NVIDIA (NASDAQ:NVDA) has been on a tear in recent years, the result of the rapid adoption of artificial intelligence (AI) and the increasing popularity of gaming. Both developments play to NVIDIA's core strength -- the ability of its graphics processing units (GPUs) to perform a multitude of mathematical calculations simultaneously -- which works equally well in rendering images and powering AI systems.
A number of recent developments will be of keen interest to NVIDIA investors, as they indicate both opportunities and challenges in the weeks and months ahead. Read on to find out about a couple of massive opportunities and potential challenge coming down the pike for the GPU specialist.
Intel will try its hand at GPUs -- again
Intel (NASDAQ:INTC) has long coveted NVIDIA's success in the discrete desktop GPU arena. Last year, NVIDIA controlled over 70% of the market, with Advanced Micro Devices (NASDAQ:AMD) grabbing the remainder. Intel recently revealed that it plans to take another run at the market.
In a tweet earlier this month, Intel announced its "first discrete GPU coming in 2020." Late last year, Intel announced the appointment of Raja Koduri as the company's chief architect. Koduri previously worked at AMD as the head of the Radeon Group, signaling Intel's ambitions in the space.
As Motley Fool analyst Ashraf Eassa explains, "Intel is notorious for missing product introduction deadlines ... I'm not convinced that Intel isn't just going to tuck tail and exit this market if it hits a stumbling block." This isn't the first time Intel has tried to enter the GPU market. A previous attempt in 2009 ended in Intel scrapping the project. Whether or not the company's current development attempts will ultimately be successful or if its product will be competitive remains to be seen.

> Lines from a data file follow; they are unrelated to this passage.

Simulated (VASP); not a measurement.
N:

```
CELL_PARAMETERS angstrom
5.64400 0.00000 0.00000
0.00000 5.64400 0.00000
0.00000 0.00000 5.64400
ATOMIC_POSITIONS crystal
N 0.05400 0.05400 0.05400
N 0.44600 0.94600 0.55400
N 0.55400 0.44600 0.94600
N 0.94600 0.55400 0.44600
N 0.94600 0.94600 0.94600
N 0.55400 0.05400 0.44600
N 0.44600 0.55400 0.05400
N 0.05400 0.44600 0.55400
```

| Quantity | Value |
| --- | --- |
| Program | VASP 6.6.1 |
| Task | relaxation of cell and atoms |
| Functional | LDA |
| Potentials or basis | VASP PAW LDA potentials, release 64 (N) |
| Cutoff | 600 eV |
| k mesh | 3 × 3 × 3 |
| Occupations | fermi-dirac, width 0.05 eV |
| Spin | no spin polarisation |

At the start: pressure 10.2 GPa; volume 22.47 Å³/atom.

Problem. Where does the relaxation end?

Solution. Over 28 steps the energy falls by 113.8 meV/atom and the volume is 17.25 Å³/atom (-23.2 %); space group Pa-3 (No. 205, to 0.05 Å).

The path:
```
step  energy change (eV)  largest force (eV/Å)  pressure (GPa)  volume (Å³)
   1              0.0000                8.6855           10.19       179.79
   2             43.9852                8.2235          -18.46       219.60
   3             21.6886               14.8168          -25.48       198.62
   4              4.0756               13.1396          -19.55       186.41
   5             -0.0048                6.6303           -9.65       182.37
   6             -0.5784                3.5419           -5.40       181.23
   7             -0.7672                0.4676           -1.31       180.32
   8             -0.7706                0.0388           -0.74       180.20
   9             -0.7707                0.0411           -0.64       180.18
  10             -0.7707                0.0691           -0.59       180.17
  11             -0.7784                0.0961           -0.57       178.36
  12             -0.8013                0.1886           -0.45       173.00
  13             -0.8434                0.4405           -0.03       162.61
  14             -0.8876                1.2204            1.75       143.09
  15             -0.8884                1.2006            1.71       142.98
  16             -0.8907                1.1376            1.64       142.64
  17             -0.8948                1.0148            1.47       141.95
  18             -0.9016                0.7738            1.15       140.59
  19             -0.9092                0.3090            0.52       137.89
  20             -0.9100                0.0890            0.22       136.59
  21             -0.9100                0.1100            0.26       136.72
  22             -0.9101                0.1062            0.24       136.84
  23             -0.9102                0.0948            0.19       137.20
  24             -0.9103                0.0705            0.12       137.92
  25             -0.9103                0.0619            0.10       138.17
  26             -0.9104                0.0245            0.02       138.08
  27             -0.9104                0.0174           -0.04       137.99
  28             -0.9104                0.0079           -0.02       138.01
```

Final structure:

Smart cities and surveillance
Analyst Timothy Arcuri of UBS raised its price target on NVIDIA shares from $266 to $285, citing potential demand for Metropolis, the company's smart cities platform. According to NVIDIA, data is "being captured by over 500 million cameras worldwide, and that number is growing exponentially. This is creating a tsunami of information that's impossible for humans to analyze." The Metropolis platform uses cutting-edge AI that allows government agencies to analyze video feeds. NVIDIA says the system provides "robust security and surveillance solutions." The platform can also monitor vehicle and pedestrian traffic and locate parking in congested areas.
These systems are already in use throughout China, and "highly accurate facial-recognition algorithms have burst onto the scene in the last two years," according to Arcuri. "Our recent analysis of mass, real-time facial recognition in China, and its potential spread to other countries has uncovered a potential ... growth tailwind for NVDA earnings." He goes on to say that there will be rapid adoption in China, and the market for "mass facial recognition and traffic monitoring" represents an additional $5 billion market for NVIDIA by 2020, and could add as much as $1.01 in earnings per share to the company's bottom line.
A pending GPU release?
Rumors have been rampant for some time concerning when NVIDIA will release the next generation of its graphics cards for gamers. Many sources have claimed that the company would be releasing a new GeForce gaming processor late this summer, but NVIDIA CEO Jensen Huang recently sought to quash those rumors at an event earlier this month. When asked when the new GPUs might be released, Huang said, "It's a long time from now."
The latest grist for the rumor mill came from an interview with Hsu Wen-Feng, chairman of Power Logic, a company that manufactures cooling fans for gaming computers and GPUs. He said that the company's revenue would see strong momentum in the second half of this year from "increasing GPU cooling fan shipments starting in the third quarter," according to DIGITIMES. This comes on the heels of a discovery of a session at the Hot Chips 30 conference by NVIDIA titled "NVIDIA's Next Generation Mainstream GPU." It's important to note that the schedule on the conference website has been scrubbed of that title, which was screen captured and reported by VideoCardz. NVIDIA has a vested interest in delaying the announcement of any new product release as long as possible, in order to dispose of existing inventory. We'll have to wait and see if this was simply a mistake, or a case of misdirection on NVIDIA's part.
Why NVIDIA has the edge
The common thread between all these revelations is the growing opportunity in the GPU market. The overall market is expected to reach $157 billion by 2022, and that's bound to attract competition. But NVIDIA is continuing its torrid pace of innovation, making it difficult for competitors to keep up, and I don't expect that to change anytime soon.